Towards the end of 2008, the Sri Lanka Army finally took control of the LTTE’s entire eastern wing, including Batticaloa and Trincomalee, that it had battled to conquer for years.
With that, the separatists lost a vital and strategic artery that connected the eastern waterbody to the northern Wanni hinterland. As India stepped up its vigil in international waters in the north and its navy hindered the once rampant smuggling of weapons and drugs, the LTTE found itself hemmed in from the east as well as the north. The LTTE’s fleet of speedboats could no longer bring in arms and equipment or even cash from Malaysia, once arranged through KP, the outfit’s arms, cash and drugs procurer.
On 1 January 2009, the LTTE suffered the first of several fatal blows. As the Sri Lanka Army advanced on three fronts, the LTTE lost control of the A9 arterial road from Jaffna. It lost Pooneryn; it lost the strategic Elephant Pass and, within hours, the SLA had overrun the Tigers’ administrative capital, Kilinochchi.
Journalists flown in to see the fallen capital recount how every single office in the Peace Secretariat where the LTTE grandees had held court was empty—the offices left wide open with the locks on filing cabinets and storerooms still intact. It was a mine of information on LTTE contacts and their sources of funding overseas. The only thing the LTTE destroyed as they exited was the huge water tank in Kilinochchi, which the Sri Lanka Army has left untouched. Six years later, it’s the only remaining symbol of the LTTE’s scorched earth policy.
The LTTE abandoned Kilinochchi in great haste. Some 3,00,000 people—cadres and their families, and the farmhands and fisherfolk who worked the land and the sea—were forced to go with them as they retreated deeper and deeper into the Wanni until they were squeezed by government forces into Mullaithivu, the north-east corner of the isle on a strip of land that measured 42 square kilometres.
Trapped or Surrender
The ruthless separatist war waged by the LTTE against the Sinhalese-majority Sri Lankan government came to a bloody end on a desolate beach at Mullaithivu after more than a quarter of a century, in May 2009, when the man who had held out the dream of a separate Tamil state, Ilankai Eelam, was finally snared.
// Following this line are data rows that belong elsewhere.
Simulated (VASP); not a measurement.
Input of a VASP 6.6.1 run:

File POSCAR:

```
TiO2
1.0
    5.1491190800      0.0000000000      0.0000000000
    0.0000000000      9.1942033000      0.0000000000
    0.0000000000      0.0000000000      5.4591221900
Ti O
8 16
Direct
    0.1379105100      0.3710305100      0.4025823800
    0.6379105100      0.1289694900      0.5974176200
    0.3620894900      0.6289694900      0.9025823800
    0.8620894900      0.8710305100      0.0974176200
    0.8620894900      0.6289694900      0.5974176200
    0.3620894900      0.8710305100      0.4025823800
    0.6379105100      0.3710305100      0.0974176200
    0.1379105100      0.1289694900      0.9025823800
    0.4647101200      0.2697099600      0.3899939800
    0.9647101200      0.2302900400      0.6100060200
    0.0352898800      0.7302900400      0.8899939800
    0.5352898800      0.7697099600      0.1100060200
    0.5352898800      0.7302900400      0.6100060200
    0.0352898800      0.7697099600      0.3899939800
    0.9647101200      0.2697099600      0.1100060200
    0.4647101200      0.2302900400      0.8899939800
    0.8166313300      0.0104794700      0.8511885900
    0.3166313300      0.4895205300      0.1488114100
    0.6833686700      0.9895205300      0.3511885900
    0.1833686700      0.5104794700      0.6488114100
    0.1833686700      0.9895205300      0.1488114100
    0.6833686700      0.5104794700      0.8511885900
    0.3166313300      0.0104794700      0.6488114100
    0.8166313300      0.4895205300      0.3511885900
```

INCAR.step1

His military might was exposed as nothing more than a myth. Trapped between his own lies and those peddled by the Tamil diaspora, he believed that he was still of some value to the international community. But with no army, territory or a capital, and with a group within his own organization led, many say, by KP, ready to trade him in, in return for their own freedom, Prabhakaran had no cards left to play.
Why he waited for six months from the fall of Kilinochchi in January 2009 to make his strangely addled moves to escape from Mullaithivu makes little sense.
Did he hope to hide among his cadres and take advantage of the assurances of a safe surrender given by President Rajapaksa and his brother, Defence Secretary Gotabaya, to make good his own escape? Was he led to believe that in the last moments of the war, he would be flown out of Mullivayikal to safety by the Indian Navy, only to be betrayed by Delhi working in cahoots with Colombo and Washington?
Did India have the last laugh?
Or does the real story lie somewhere in between—that behind the scenes, Indian spooks with ties to the Tigers had tried to get Prabhakaran and his family to safety, and to help provide safe passage for non-combatants, but failed in the face of Colombo’s determination to end the Tamil insurgency once and for all. As a top intel operative told me: ‘We stopped trying once we heard of the killing of Balachandran, VP’s fourteen-year-old son.’ There was no way back after that.
7
The Trial and the Conspiracies
THERE WAS DEATHLY SILENCE IN the Poonamallee courtroom in Chennai as Justice V. Navaneetham walked into the Designated Trial Court on 28 January 1998 and, without further ado, pronounced the death sentence on all twenty-six accused in the Rajiv Gandhi assassination case.
Justice Navaneetham had just made judicial history.
In symbolically breaking the nib of his pen after signing the landmark judgment, he brought to a close one of the longest running trials in Indian history. The trial had passed the death sentence on the largest number of people in any court case in the country and was dubbed a ‘judicial massacre’ by members of the legal fraternity. The trial had begun on 19 January 1994, two years after Kaarthikeyan, who led the SIT, submitted a formal charge sheet on 22 May 1992 against forty-one people. The specially constituted Terrorist and Disruptive Activities (Prevention) Act (TADA) court-concluded hearings on 5 November 1997, had finally come to an end.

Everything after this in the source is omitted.